6. User Reconnection & Synchronization

Interviewer: "When a user has been offline (e.g., on a plane) and opens the app, how do we synchronize their missed messages without fetching the entire history?"

Candidate: "We use a Sync Cursor mechanism. The client device stores the maximum message identifier or sequence boundary it has successfully processed locally. However, if a user is part of multiple active channels, providing a single global last_message_id will break ordering across different room partitions.

To fix this, the client maintains a map of specific checkpoints for all its rooms. Upon reconnecting, it establishes an explicit API request before re-opening its WebSocket stream:

The Request: GET /v1/sync?cursors={"channel_1": 105, "channel_2": 44}
The Range Query Execution: The server processes the map and queries Cassandra. Because message_id acts as our clustering key, Cassandra performs an optimized range scan on disk (WHERE channel_id = 'X' AND message_id > Y), extracting only the missed deltas. Once the history catch-up finishes, the client updates its internal cursors and connects to a WebSocket to handle subsequent real-time streams."

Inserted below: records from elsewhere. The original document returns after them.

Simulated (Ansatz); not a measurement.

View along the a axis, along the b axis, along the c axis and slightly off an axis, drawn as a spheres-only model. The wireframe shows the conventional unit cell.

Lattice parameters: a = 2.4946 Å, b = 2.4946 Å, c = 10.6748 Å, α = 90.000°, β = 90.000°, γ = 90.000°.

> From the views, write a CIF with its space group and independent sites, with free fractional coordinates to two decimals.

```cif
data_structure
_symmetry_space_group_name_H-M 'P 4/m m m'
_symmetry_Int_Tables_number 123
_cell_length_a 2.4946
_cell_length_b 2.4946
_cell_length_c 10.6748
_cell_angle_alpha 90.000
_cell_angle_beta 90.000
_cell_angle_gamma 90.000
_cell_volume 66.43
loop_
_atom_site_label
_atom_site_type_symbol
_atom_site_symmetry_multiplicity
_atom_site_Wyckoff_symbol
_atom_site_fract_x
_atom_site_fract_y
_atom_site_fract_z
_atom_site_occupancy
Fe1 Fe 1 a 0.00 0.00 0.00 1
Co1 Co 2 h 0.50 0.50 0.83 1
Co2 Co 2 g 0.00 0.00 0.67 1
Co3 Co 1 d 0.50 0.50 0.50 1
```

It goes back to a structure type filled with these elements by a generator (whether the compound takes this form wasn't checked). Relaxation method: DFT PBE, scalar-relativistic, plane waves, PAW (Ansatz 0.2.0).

Step 4: Wrap Up & Trade-offs (5 mins)

Interviewer: "Excellent job. What are the main trade-offs or weak points in this architecture?"

Candidate: "Reflecting on our design, we have made five fundamental architectural trade-offs:

AP over CP in Storage & Routing: To handle 120,000 peak writes/sec, we chose Cassandra with Eventual Consistency and Redis Pub/Sub for routing. We prioritize Availability and Partition Tolerance. In the event of a network partition, some messages or typing indicators might arrive slightly out of order or be delayed, but the system will remain fully writable.
Distributed ID Sequencing Gaps (Snowflake vs. Counters): To avoid the central bottleneck of atomic Redis counters for sequencing, we chose Snowflake IDs. While Snowflake IDs solve the clock-drift and scaling issues across 1024 servers without coordination, they only guarantee loose chronological ordering and can have gaps in sequence numbers. The client UI must be designed to sort by timestamp/ID without assuming contiguous sequence numbers.
Media Pipeline Complexity: By enforcing a strict separation of concerns—offloading binary uploads directly to S3 via presigned URLs and caching via CDN—we protect our chat servers' WebSocket memory. However, this increases client-side complexity: the client must manage multipart upload states and coordinate metadata payload transmission over the WebSocket after a successful upload.
WebSocket Stateful Scaling Draining: Since WebSockets maintain persistent TCP connections, we cannot instantly rebalance connections using standard round-robin load balancing. When autoscaling down, we must implement connection draining (slowly disconnecting users over 10-15 minutes so they reconnect to other servers).
Redis Pub/Sub Durability: We route real-time messages via Redis Pub/Sub to bypass Kafka consumption latency. However, Redis Pub/Sub is 'fire-and-forget'—if Chat Server B crashes before delivering a message, it is lost in transit. We handle this by verifying deliveries via WebSocket ACKs and using the Cassandra database as the source of truth for offline synchronization."

Interviewer: "That is a very comprehensive, realistic, and well-reasoned system design. You've clearly articulated both the benefits and trade-offs of your choices. Thank you!"

Common Pitfalls in Interviews

Jumping straight into drawing: Drawing components before understanding requirements is the #1 reason candidates fail.
Talking in buzzwords: Saying "we'll use Kafka and Kubernetes" without explaining why they are needed shows a lack of depth.
Silent designing: Explain your thought process constantly. If you are silent for more than 30 seconds, the interviewer cannot evaluate you.
Defending designs blindly: If the interviewer points out a bottleneck, accept the feedback and work with them to fix it.

Summary Checklist

Before your next system design interview, make sure you can answer these questions:

Can I define the difference between functional and non-functional requirements?
Do I have a standard set of clarifying questions for common system types?
Can I sketch a high-level database schema for relational and non-relational databases?
Do I understand how to estimate scale (QPS, storage, bandwidth)?
Can I explain the trade-offs of consistent hashing, replication, and sharding?